5 Terrible Reasons for Not Making Kids Do Chores
Chores (or Life Skills or whatever more pleasant name you wish to give to common household tasks) don’t generally rank up there at the top when we start listing school subjects we consider most important. Plenty of other things usually take priority, and yet, while we’re so absorbed in teaching our kids the “important stuff,” I’m pretty sure we wind up neglecting the really important stuff.
Because, let’s be honest, while the Pythagorean Theorem is useful, knowing how to run a washing machine is really more so, at least in the sense of practical, day-to-day living. We stress so much the importance of gaining knowledge, and in the process we sometimes neglect some of the lessons our kids need to be learning most, like responsibility, work ethic, taking ownership of possessions and property, and the importance of everyone in a family pulling his or her own weight.
These are vital lessons and we know it, and yet sometimes we choose to focus on everything else and then make excuses for why we can’t teach our kids to do chores. And some of our reasons can be pretty terrible!
Terrible Reason #1: I can do it so much better than my kids can.

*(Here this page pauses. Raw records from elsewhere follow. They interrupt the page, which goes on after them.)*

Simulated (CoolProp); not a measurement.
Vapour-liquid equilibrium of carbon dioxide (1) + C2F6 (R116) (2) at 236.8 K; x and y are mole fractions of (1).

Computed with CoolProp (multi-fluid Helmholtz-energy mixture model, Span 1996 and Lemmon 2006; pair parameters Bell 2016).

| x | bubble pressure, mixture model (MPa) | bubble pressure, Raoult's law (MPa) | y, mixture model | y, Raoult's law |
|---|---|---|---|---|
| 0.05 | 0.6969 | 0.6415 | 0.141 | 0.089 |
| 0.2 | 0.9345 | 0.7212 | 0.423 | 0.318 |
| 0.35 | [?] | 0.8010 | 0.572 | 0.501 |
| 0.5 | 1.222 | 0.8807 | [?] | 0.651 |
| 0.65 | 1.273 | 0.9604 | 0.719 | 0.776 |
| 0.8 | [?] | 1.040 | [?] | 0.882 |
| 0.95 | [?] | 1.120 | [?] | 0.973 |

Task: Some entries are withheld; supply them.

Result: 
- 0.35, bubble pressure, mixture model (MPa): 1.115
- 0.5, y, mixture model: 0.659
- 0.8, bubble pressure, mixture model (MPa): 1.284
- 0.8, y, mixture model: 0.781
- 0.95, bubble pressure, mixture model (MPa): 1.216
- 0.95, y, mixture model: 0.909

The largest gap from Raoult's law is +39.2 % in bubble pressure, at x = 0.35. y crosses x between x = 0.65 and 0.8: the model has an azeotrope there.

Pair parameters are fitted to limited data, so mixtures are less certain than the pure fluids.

Okay, Moms: Insert whatever chore you can think of in place of the word “it” in the above sentence and, yes, you probably do it better than your 6-year-old. But, then again, how is that 6-year-old ever going to learn how to out-mop or out-dust or out-wash Mom if he is never allowed to do the work, learn from his mistakes, and improve upon his efforts from day to day?
Of course we can do it better than our kids! But I for one would love to train a child to out-do me, especially when it comes to my least favorite chores!
Terrible Reason #2: I get so tired of my kids complaining about their chores.
First of all, it would do us good sometimes to remember who is in charge in our homes. (Hint, hint: It’s NOT the kids!)
But if we’re put off by complaints from the kids, then we need to stop to consider our logic. My kids sometimes complain about taking baths, brushing their teeth, or having to put on real clothes to go to the store. That does NOT stop me from forcing those things on them.
Terrible Reason #3: I want my kids to just be kids.
This one can get slightly more complicated.
I have a dear friend who had massive household responsibility, including the care of younger siblings, thrust upon her at a very young age while her parents pursued other interests. This mom deals with hurt and resentment even decades later, and making her kids do chores was a hard thing for her. She struggled so much with a fear of depriving her children of the childhood she feels she never got to enjoy.
Cases like hers are rare, but they do exist. I think we all experience a little tinge of sadness at the thought of how brief those carefree days of childhood really are and how soon our kids will be loaded down with the responsibilities of adulthood. But let’s face it, mamas: We aren’t raising our kids to be kids. We’re raising them to be adults. We aren’t out to break any child labor laws, but neither do we want them growing up without a basic sense of responsibility and work ethic. And learning these values needs to begin early.
Terrible Reason #4: I have boys.
First of all, chores can go far beyond things like mopping and dusting and washing clothes. Granted, not as many boys are being raised on farms where they have to milk cows or clean out stalls, but grass has to be mowed and garages need to be swept and cars need to be washed. Boys (as well as girls) are often more than capable of tackling these tasks.
But it doesn’t hurt a boy to know how to run a vacuum cleaner or wash dishes! Keep in mind that your boys may very well spend some time out on their own unmarried, and they need to know how to take care of their places. But then what a BLESSING those boys could be to their future wives if their mamas have taught them how to do some basic housework!
Terrible Reason #5: It’s easier to just do it myself.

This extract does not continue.